A while ago a friend of mine set up an Italian blog with WordPress, with me and other friends as co-authors. Most of those people preferred the usual WordPress interface to posting from the command line as I usually do. Unfortunately (long story for another day) after a while the whole blog was shut down. Of course we had complete backups offline, but for the reasons above almost nobody had an immediately reusable, plain text copy of all and only his or her posts!

I will show you how I managed to create all those copies in a way that:

  • only returns the essential data, without the comments, blocks and widgets that would clutter static copies of WordPress HTML pages
  • works when a blog isn’t online anymore, on any platform supported by MySql
  • but also on still running WordPress blogs (if you have the right access to it)!

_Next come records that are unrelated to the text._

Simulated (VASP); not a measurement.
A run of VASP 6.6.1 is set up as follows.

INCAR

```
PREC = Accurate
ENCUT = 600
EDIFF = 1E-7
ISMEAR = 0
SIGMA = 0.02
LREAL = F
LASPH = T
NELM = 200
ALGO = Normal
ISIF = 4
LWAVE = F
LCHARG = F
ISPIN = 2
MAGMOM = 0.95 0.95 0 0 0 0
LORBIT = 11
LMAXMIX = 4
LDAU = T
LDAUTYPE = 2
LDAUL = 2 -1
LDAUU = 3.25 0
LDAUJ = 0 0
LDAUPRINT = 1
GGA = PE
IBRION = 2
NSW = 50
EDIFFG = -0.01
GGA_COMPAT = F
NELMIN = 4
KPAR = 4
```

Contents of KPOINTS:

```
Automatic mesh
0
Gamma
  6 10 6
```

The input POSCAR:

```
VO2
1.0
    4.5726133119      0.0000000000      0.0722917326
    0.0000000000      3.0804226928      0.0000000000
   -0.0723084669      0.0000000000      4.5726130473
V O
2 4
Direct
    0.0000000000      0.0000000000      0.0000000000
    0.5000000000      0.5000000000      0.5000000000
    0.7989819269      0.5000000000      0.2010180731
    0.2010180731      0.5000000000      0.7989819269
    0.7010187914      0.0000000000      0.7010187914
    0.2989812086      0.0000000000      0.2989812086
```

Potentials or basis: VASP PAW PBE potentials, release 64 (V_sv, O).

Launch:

This is possible because WordPress stores all its content, except for pictures and other attachments, in one big MySql database. All you have to do is to query that database (or a clone obtained by its backups) in the right way. You can work at the Linux command line, as shown below, or in any other MySql client. I have tested the procedure on a database from WordPress 3.4.2, but it should work with little or no changes even with other versions of the software.

Clone the WordPress database on your computer

Plugins like BackUpWordPress, or any MySql interface, can dump all the content of a WordPress MySQL database into one big text file, which I’ll call database_dump.sql. If, as in my case, the blog isn’t online anymore, that’s all that is available. In theory, you may get your posts back by directly parsing that file.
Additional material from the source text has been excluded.